Griffith campaign manager launches into profanity-laced tirade
[Folks, were it not for the fact that this involved Gary Griffith's paid campaign manager, you wouldn't be reading this online. But I feel the circumstances, along with the guy's position, probably warrant a public response.]
First, let me introduce everyone to Clayton "C.P." Henry.
C.P. is a local political consultant and print media guy. He owns a print shop and has worked for some of the biggest politicos who have ever faced election in Dallas--and his resume and track record is rather impressive.
He's a "hired gun" so he gets paid for his services. At around $4,000 to $5,000 a month as a campaign manager, he's not cheap--but he's a bargain.
I don't think I've ever seen C.P. in a tie which has led me to occasionally jokingly note that "C.P. is Garland's version of Rob Allyn (the high-dollar, high-profile, immaculately-dressed, Highland Parkish, Porche-driving campaign expert who has "made" many a politician--nice guy, too, by the way)."
But sometimes, many times if not most times, "Garland" can be just as effective as "Highland Park."
On the campaign trail, C.P. is a ruthless, grass-roots-building adversary that few politicians "on the other side" survive. C.P. decimated Roxan Staff, four years ago in her bid for city council--and it caught everyone completely by surprise. He's played roles in Pete Sessions' success, and has been around the edges of countless other successful campaigns.
On the personal side, I've held a certain amount of respect for C.P.
I've always thought of him as somewhat of a rather large, jolly guy--a Santa Claus without the beard. He's fun to chat with, and I always get a kick out of watching his expressions when his candidate is doing well.
Saturday night, however, another side of him came out--a side I'd never seen before.
C.P. was hired by Gary Griffith as Griffith's campaign manager. Griffith, as anyone who followed the mayors race knows, didn't do so well.
C.P, and his wife wound up at a different "watch party" (different candidate) with me later that evening. We'd both been talking to and congratulating this particular candidate; a tremendously nice guy who I have come to know, respect and greatly admire over the past weeks.
We all chatted for a few minutes, and were discussing some politic'ish details, when most everyone else walked to another room.
"You're disgusting," C.P. started out.
At first I thought he was joking around but it quickly became clear he wasn't. And, as his wife tried to calm him, the tirade continued.

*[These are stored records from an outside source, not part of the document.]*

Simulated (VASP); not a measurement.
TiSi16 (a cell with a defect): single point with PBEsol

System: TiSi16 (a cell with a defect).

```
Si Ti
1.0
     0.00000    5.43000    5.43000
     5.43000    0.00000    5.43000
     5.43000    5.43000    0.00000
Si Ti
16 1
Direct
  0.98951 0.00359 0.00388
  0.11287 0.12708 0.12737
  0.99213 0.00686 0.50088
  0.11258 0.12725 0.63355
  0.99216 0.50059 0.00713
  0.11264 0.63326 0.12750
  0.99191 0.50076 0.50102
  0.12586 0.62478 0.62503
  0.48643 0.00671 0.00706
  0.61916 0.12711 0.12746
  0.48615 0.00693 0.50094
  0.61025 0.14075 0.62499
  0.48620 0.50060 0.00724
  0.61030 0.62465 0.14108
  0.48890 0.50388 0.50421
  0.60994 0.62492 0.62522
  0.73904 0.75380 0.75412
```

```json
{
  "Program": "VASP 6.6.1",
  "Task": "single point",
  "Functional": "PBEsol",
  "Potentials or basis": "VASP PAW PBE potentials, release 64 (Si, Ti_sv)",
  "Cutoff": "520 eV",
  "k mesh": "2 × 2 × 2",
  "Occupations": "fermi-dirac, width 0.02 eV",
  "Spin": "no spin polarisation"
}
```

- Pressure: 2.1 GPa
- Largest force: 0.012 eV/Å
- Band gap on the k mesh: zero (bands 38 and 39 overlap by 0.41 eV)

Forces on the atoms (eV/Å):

"You're a miserable excuse for a person [...] you're a liar [...] you're a pr**k [...] and you're not a tenth the person Gary Griffith is [...] he's [Griffith is] extremely honest [...]."
My jaw dropped.
When it became apparent I wasn't going to get a rational word in "edge-wise," and I was sensing a strong possibility I was going to get hit (I don't like to bleed in someone else's house--and this was shaping up to be a "bleeding profusely" sort of event), I decided to bring my portion of Saturday evening to a close.
I gave the host a parting handshake and made a hasty departure.
As I drove home, and for awhile after I got home, I thought about C.P.'s words and decided this chapter wasn't quite closed. After considering the circumstances and C.P.'s paid campaign leadership position, I thought it would be appropriate to share my letter publicly.
To: Clayton P. Henry
Now it's my turn.
Usually, after someone loses an election--especially someone who was elected and served my family and me, I like to write something nice about them and thank them for their service (as, for example, was the case with Lois Parrott ).
I like to think that even when people don't see eye-to-eye, when we question a candidate, or air opinions--especially when our opinions don't seem to be unreasonable--when the campaign is over, it's over.
It is painfully clear to me that you're aware of my concerns with some of the things your candidate's material put forth--and some of the things that occurred during the campaign.
But not once, and I repeat, not once did you (or he) bother to address the issues.
For instance, when I brought up seemingly simple questions about how the mayor of Dallas was going to give principals the authority to hire-and-fire teachers (as claimed in a mailer--I still have a copy in case you've lost yours), you didn't respond.
I went to pains to try and confirm the claim that his "aggressive plan to reduce crime resulted in a 45% decrease in crime in [his] district alone." I placed Wick Allison's comments supporting his claim in the article , along with posting numerous others, who seemed to echo the support.
I spent several unsuccessful hours researching his claim, myself, to try and support it.
But you, and he, were silent.
Now I'll freely admit that neither you, nor he, nor anyone else is under any obligation whatsoever to justify anything to me. Accordingly, I'm under no obligation to accept any campaign claim made as "the gospel truth" just because someone says it.
Speaking of honesty and the school board, let's talk about the emails that bounced back and forth between your candidate, our new school board member, and me. Cutting to the chase: after discouraging her from running, why did he write me a letter telling me he was having "no luck so far" getting her to run?
This, C.P., doesn't fall into my category of "a little white lie to keep from hurting someone's feelings."
He could have simply written me back and said, "you know what, Allen, I think I'm going to stay out of this one" or, "you know, Allen, after talking to her, I think it's better to stick with her opponent."
I don't know what qualifies as "truth" and "honesty" in your book, but that just doesn't seem to fit either of those categories in mine. Maybe I "just don't get it."
With respect to everything else over the course of the campaign, they could have been his words, or your words, or someone else's words--but they were attributed to him.
And instead of simply answering questions, you chose to wait until last night to unleash a tirade that destroyed a nice evening--an evening where I was looking for an opportunity to make amends with another person I've taken issue with in the past.
Instead of letting this be a day for me to thank my council member for his service, and let your candidate get on with his life, you chose perpetuation.
You chose foul-mouthedness over closure. You really told me off. You really put me in my place.